The ideal gas law is an equation of state the describes the behavior of an ideal gas and also a real gas under conditions of ordinary temperature and low pressure. This is one of the most useful gas laws to know because it can be used to find pressure, volume, number of moles, or temperature of a gas.

The formula for the ideal gas law is:

PV = nRT

P = pressure

V = volume

n = number of moles of gas

R = ideal or universal gas constant = 0.08 L atm / mol K

T = absolute temperature in Kelvin

Sometimes, you may use another version of the ideal gas law:

PV = NkT

where:

N = number of molecules

k = Boltzmann constant = 1.38066 x 10^{-23} J/K = 8.617385 x 10^{-5} eV/K

### Ideal Gas Law Example

One of the easiest applications of the ideal gas law is to find the unknown value, given all the others.

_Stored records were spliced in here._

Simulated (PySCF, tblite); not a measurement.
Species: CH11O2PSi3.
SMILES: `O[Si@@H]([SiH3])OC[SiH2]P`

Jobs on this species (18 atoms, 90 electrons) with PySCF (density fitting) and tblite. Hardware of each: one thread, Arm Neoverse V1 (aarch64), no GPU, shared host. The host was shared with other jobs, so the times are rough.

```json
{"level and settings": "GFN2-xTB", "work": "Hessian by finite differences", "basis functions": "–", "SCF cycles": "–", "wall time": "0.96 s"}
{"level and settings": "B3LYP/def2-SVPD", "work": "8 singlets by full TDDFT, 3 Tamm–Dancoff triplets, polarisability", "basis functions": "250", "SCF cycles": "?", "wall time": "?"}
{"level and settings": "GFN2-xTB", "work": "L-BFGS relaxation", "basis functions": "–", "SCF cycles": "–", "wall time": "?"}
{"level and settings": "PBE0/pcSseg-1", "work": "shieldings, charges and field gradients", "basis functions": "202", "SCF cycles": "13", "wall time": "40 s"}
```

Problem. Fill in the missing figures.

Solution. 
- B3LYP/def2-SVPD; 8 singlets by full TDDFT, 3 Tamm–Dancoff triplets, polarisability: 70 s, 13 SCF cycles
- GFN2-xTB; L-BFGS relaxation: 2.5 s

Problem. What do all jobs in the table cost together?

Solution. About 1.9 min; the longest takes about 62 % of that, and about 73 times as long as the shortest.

6.2 liters of an ideal gas is contained at 3.0 atm and 37 °C. How many moles of this gas are present?

**Solution**

The ideal gas law states

PV = nRT

Because the units of the gas constant are given using atmospheres, moles, and Kelvin, it's important to make sure you convert values given in other temperature or pressure scales. For this problem, convert °C temperature to K using the equation:

T = °C + 273

T = 37 °C + 273

T = 310 K

Now, you can plug in the values. Solve ideal gas law for the number of moles

n = PV / RT

n = ( 3.0 atm x 6.2 L ) / ( 0.08 L atm /mol K x 310 K)

n = 0.75 mol

**Answer**

There are 0.75 mol of the ideal gas present in the system.